DES MOINES, Iowa (AP) — Teri Patrick bristles at the idea she wants to ban books about LGBTQ issues in Iowa schools, arguing her only goal is ridding schools of sexually explicit material.
Sara Hayden Parris says that whatever you want to call it, it's wrong for some parents to think a book shouldn't be readily available to any child if it isn’t right for their own child.
The viewpoints of the two mothers from suburban Des Moines underscore a divide over LGBTQ content in books as Republican Gov. Kim Reynolds pushes an especially sweeping crackdown on content in Iowa school libraries. The bill she's backing could result in the removal of books from school libraries in all of the state's 327 districts if they're successfully challenged in any one of them.
School boards and legislatures nationwide also are facing questions about books and considering making it easier to limit access.
“We’re seeing these challenges arise in almost every state of the union,” said Deborah Caldwell-Stone, director of the American Library Association’s Office for Intellectual Freedom. “It’s a national phenomenon.”
Longstanding disagreements about content in school libraries often focus this year on books with LGBTQ themes as policymakers nationwide also consider limiting or banning gender-affirming care and drag shows, allowing the deadnaming of transgender students or adults in the workplace, and other measures targeting LGBTQ people.
The trend troubles Kris Maul, a transgender man who is raising a 12-year-old with his lesbian partner in the Des Moines area and wants school library books to reflect all kinds of families and children. Maul argued that those seeking to remove books take passages out of context and unfairly focus on books about LGBTQ or racial justice issues.
LGBTQ people are more visible than even five years ago, Maul said, and he believes that has led to a backlash from some who hope limiting discussion will return American society to an era that didn’t acknowledge people with different sexualities.
“People are scared because they don’t think LGBTQ people should exist,” Maul said. “They don’t want their own children to be LGBTQ, and they feel if they can limit access to these books and materials, then their children won’t be that way, which is simply not true and is heartbreaking and disgusting.”
In Louisiana, activists fear a push by Republican Attorney General Jeff Landry to investigate sexually explicit materials in public libraries — and recently proposed legislation that could restrict children and teens’ access to those books — is being used to target and censor LGBTQ content.
Landry, who is running for governor, launched a statewide tip line in November to field complaints about librarians, teachers, and school and library personnel. Landry released a report in February that listed nine books his office considers “sexually explicit” or inappropriate for children. Seven have LGBTQ storylines.
In Florida, some schools have covered or removed books under a new law that requires an evaluation of reading materials and for districts to publish a searchable list of books where individuals can then challenge specific titles.

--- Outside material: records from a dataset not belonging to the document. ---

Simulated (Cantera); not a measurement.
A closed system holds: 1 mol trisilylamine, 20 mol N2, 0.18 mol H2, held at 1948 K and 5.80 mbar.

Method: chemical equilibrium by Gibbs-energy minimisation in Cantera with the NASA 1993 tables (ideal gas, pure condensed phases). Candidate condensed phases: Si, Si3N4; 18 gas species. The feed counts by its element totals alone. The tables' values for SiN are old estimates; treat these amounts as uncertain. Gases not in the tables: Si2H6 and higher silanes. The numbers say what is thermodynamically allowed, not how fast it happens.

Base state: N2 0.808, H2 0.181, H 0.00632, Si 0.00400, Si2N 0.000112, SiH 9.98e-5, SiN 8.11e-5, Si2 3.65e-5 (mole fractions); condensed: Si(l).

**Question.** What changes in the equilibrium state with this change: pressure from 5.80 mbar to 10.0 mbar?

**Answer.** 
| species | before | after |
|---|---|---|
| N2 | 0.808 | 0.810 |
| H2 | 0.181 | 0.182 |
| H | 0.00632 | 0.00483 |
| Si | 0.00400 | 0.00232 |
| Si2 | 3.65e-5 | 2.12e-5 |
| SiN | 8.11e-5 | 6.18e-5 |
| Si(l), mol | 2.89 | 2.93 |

The reviews have drawn widespread attention, with images of empty bookshelves ricocheting across social media, and are often accompanied by criticism of Gov. Ron DeSantis, a Republican expected to run for president.
The state’s training materials direct the reviews to target sexually explicit materials but also say that schools should “err on the side of caution” when selecting reading materials and that principals are responsible for compliance.
Florida's largest teachers union is challenging the law, arguing its implementation is too broad and leading to unnecessary censorship. An education department spokesperson did not immediately comment.